Wednesday, January 29, 2014

I thought I was done, but...

I can't get this Snowden thing off my mind lately.  Now, granted... it isn't Snowden so much as it is our own government willingly pushing aside our individual and collective rights to better "protect" us from real or imagined harm... but I'll continue to call it the "Snowden thing" for my own personal convenience.

In one of F Ryan's previous posts, he wrote:

" I can not separate the man into EITHER a genuine whistle blower OR a traitor. He is absolutely both. The former for revealing domestic abuses, the latter for revealing legitimate foreign operations. So again I ask this point blank - why did he collect and leak the details of the NSA's legitimate foreign operations? The people targeted in Pakistan (or even Merkel for that matter, if you want to be technical), are not protected by the 4th Amendment. The NSA committed no abuse and certainly no crime in going after those intercepts. So why'd he leak it?"

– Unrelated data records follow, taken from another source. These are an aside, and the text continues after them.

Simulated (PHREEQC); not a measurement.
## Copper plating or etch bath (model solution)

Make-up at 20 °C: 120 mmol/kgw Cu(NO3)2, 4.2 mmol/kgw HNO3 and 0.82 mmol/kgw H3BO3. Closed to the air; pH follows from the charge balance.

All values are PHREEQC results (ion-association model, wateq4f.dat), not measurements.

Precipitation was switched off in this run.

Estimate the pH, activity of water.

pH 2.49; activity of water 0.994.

When I said I didn't know the answer to questions like this, and that I frankly didn't care, either... it was a legitimate response and not simply a lazy answer or an attempt to piss off F Ryan (which it did...).

The long version is that the details of "why" don't matter to me because I am more and more convinced that far too much has been sacrificed in this country to the altar of "security".  If something has to be lost in our continuing national quest for a world without fear, violence or hatred... I'll keep the personal freedoms and liberties that made us what we are today and risk losing the "edge" in our trade war with China, or Germany, or Israel, or (even) a perceived threat from Pakistan, Saudi Arabia, North Korea, Africa, et al.  If the fundamental principals that made this nation great don't matter anymore, then what do I care about possible threats from Islamabad or Tehran?  Our own government says that I am 7 times more likely to be killed by a local policeman than I am a terrorist, and tens of thousands of times more likely to die in an accidental plane crash than in a terrorist-caused plane crash... but it is an absolute FACT that every text, email, phone call, internet search, video download, et al, is being monitored and stored for future reference to help keep me even safer than I am now.

Even my short answer... the "pat" answer that F Ryan seemed to have wanted... is valid, I think:  I am forced to assume that the "whistle-blower" info that should have been leaked was inseparably wrapped up with the "legitimately secret" info that should not have been leaked.  That actually being the case, I still think it was the right thing to do.  If the left hand is stealing flour so the right hand can make bread for the hungry, is the bread not still ill-gotten?  Is the baker not still a thief?

And yes, of course I see the parallel here.  Snowden broke the law.  He did it with intent and full knowledge that what he was doing was illegal.  My point all along is that what he did was illegal, but not wrong.  What he did does not fix what was wrong, and it might very well make things worse in the short term... I do not argue that possibility at all.

My question now becomes:

Is this nation, as the bastion of freedom and personal liberty in the world, better today because of what he did, or is it not?  I'm not asking if there was another alternative path that could have been followed... there always is, when looking back through hindsight.  I'm asking if the country (and, frankly, the world) is better off NOW than it was BEFORE Snowden released what he did.

I contend that it is better off now than it was.  He did the right thing.